History of Astronomy
In times past, our ancestors saw in the night sky a familiar object that marked the seasons and aroused curiosity. In the heavens, they sought answers to the hardships that befell them and deduced that hidden in the stars was a truth that evaded them. At nightfall, they gathered by the fireside and observed the stars. There, they saw the celestial figures we now call constellations, and they sometimes wondered about their own place in this pantheon.
Today, of the more than seven billion people who live on Earth, just over half live in urban areas. As soon as night falls, the various artificial lights take over for the Sun and envelop us in a halo of light that effectively cuts us off from the nocturnal sky. The inhabitants of the cities and their surrounding areas no longer see the stars scintillating above them. If you live in one of these places, there is a good chance that you haven’t seen a constellation in a very long time.
Head lowered and lost in the contemplation of our various screens, we have lost contact with the sky and the curiosity of our ancestors, who attempted to unravel the mysteries of the heavenly canopy, perhaps clumsily, but by asking questions. Here, we will try to reinvigorate an interest in the stars and to see which questions we can answer and which mysteries we manage to unravel.
For a long time we have believed that Earth was the immobile center of the Universe and that the Sun, the Moon, the planets and even the stars revolved around it. Indeed, if one observes the night sky, one sees that the heavenly bodies rise in the east and then traverse the sky before setting in the west. In the absence of modern astronomical knowledge, it is natural to arrive at the conclusion that the skies and all that they contain revolve around us. It is why the geocentric model—the vision of a Universe in which Earth was at the center—more or less prevailed until the end of the sixteenth century, subsequently replaced by the heliocentric model, which places the Sun at the center. What is interesting to note is the resistance to which this paradigm shift was met, even by astronomers and scientists of the time. To understand why, let’s see how this change occurred.

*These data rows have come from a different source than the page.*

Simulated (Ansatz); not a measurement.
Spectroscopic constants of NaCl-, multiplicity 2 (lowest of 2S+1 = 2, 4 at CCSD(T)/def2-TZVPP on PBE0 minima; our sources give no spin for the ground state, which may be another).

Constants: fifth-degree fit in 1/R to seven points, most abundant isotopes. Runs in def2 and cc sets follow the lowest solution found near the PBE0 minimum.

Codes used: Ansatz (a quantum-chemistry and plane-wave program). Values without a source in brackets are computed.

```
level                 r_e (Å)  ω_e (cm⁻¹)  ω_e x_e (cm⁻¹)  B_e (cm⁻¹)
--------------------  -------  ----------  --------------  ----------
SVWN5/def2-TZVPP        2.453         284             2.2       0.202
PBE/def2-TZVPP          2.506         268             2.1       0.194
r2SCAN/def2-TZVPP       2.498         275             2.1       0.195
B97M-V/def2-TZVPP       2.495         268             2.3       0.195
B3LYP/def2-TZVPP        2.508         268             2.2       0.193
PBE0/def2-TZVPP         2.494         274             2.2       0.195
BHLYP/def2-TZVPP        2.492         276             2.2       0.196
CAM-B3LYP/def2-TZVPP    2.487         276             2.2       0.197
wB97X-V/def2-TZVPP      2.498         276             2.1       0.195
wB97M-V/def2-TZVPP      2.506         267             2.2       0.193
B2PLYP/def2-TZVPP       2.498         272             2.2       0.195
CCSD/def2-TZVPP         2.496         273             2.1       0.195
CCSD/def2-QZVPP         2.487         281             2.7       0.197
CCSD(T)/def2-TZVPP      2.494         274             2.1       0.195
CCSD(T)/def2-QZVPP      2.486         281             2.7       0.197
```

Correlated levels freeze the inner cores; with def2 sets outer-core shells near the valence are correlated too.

Predicting the movements of the celestial bodies as well as the eclipses of the Sun and Moon were important for sailors, astrologists, priests of the ancient religions and as a general rule for all who needed to worry about the passage of time and things from overhead. In antiquity, Ptolemy established the first astronomical tables in his work the Almagest (or Mathematical Composition). The English version can be downloaded here: Toomer's English translationToomer's English translation (PDF, 26.2 MB). He also describes the cosmology as it was perceived at the time, that is to say, as a Universe with a round Earth at its center surrounded by spheres that carried the stars. Included among these stars are the planets, the Moon and the Sun. By representing all of these stars revolving around Earth as perfect circles, Ptolemy was inspired by the models imagined before his time in which the perfection of the circles attested to the perfection of the Kingdom of the Gods.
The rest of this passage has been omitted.